From prior studies, we have seen success on end-to-end ASR compression through sparse network pruning [17, 18, 19, 20, 21] and model quantization [22, 23, 24, 25] However, compressing these massive universal speech models can lead to new challenges on the top of regular end-to-end models. For example, USMs have much large model sizes, and therefore higher compression ratios are needed to reach the efficiency requirements for deployments. More importantly, most current compression methods have considerable quality regressions at high compression ratios (e.g., >75% sparsity, 2-bit quantization), which could lead to inferior user experiences when deployed to productions.

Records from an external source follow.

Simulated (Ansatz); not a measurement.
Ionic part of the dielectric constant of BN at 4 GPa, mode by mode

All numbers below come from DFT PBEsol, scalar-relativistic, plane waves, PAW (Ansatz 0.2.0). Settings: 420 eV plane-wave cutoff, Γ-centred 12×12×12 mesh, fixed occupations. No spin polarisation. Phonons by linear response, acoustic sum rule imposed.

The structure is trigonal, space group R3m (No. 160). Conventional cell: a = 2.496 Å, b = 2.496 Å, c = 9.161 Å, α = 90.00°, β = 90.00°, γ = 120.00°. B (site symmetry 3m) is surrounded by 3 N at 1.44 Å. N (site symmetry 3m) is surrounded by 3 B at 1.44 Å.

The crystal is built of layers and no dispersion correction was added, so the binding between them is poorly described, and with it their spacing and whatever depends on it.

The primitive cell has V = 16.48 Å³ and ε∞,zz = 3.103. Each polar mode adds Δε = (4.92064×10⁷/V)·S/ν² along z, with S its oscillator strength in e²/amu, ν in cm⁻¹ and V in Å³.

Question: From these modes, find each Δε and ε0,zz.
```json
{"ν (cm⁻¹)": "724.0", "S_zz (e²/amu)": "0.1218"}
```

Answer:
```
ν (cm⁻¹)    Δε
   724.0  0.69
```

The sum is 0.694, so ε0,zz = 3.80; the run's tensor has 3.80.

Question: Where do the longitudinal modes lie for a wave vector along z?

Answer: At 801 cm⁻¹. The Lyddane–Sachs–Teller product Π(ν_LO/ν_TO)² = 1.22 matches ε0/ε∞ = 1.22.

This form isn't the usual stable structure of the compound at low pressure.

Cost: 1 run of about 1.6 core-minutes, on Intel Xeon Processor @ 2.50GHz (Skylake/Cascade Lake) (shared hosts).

This motives us to investigate the effectiveness of compressing the model from different perspectives at the same time: quantization reduces the model complexity from the parameter precision, while sparsity focusing on the matrix topology. Accordingly, we propose a USM fine-tuning approach for ASR, with a low-bit quantization and $N$ : $M$ structured sparsity [26] aware paradigm on model weights, where both techniques are hardware friendly and are supported by modern GPUs and TPUs. During forward-propagation, we first perform magnitude pruning on a weight matrix with $N$ : $M$ sparsity, and then, we perform per-channel quantization on the non-zero weights. At back-propagation time, we adopt straight through estimator (STE) [27] to bypass the quantization rounding functions.

We conducted extensive experiments on a large-scale voice search dataset with the 2-billion parameter CTC USM backbone from [15] to evaluate the proposed approach. With our proposed approach of 4-bit quantization and 2:4 sparsity aware training scheme, the model size can be reduced to 9.4% of the float32 size, at the cost of only 7.3% of relative WER regressions. Additionally, we systematically benchmark and analyze the effectiveness of quantization and sparsity through an ablation study, and we discuss the results with related studies. These benchmarks and discussions provide useful information for future research and productions.

2 Related Work

Self-supervised learning for ASR. Schneider et al. [10] presented the first exemplar study on SSL speech model, which directly learns speech representations from the raw waveform through a contrastive loss. Subsequent studies improves SSL speech models through advanced learning paradigms [11, 12, 13] as well as data and model size expansions [14, 15, 16]. Initializing from SSL pre-trained encoders has significantly improved state-of-the-art ASR performance, especially under a low-supervised-data setup.

ASR model compression through quantization and sparsity. A standard design approach to fit the ASR model under budget is to apply model quantization or network pruning to large models. Recent quantization studies [22, 23, 24, 25] have shown that it is possible to quantize the ASR models to 4-bit and even 2-bit with only marginal performance loss. Similarly, in terms of network pruning, both unstructured and structured sparsity [17, 18, 19, 20, 21] patterns have seen reasonable performance at high sparsity level, through various algorithms based on iterative magnitude pruning.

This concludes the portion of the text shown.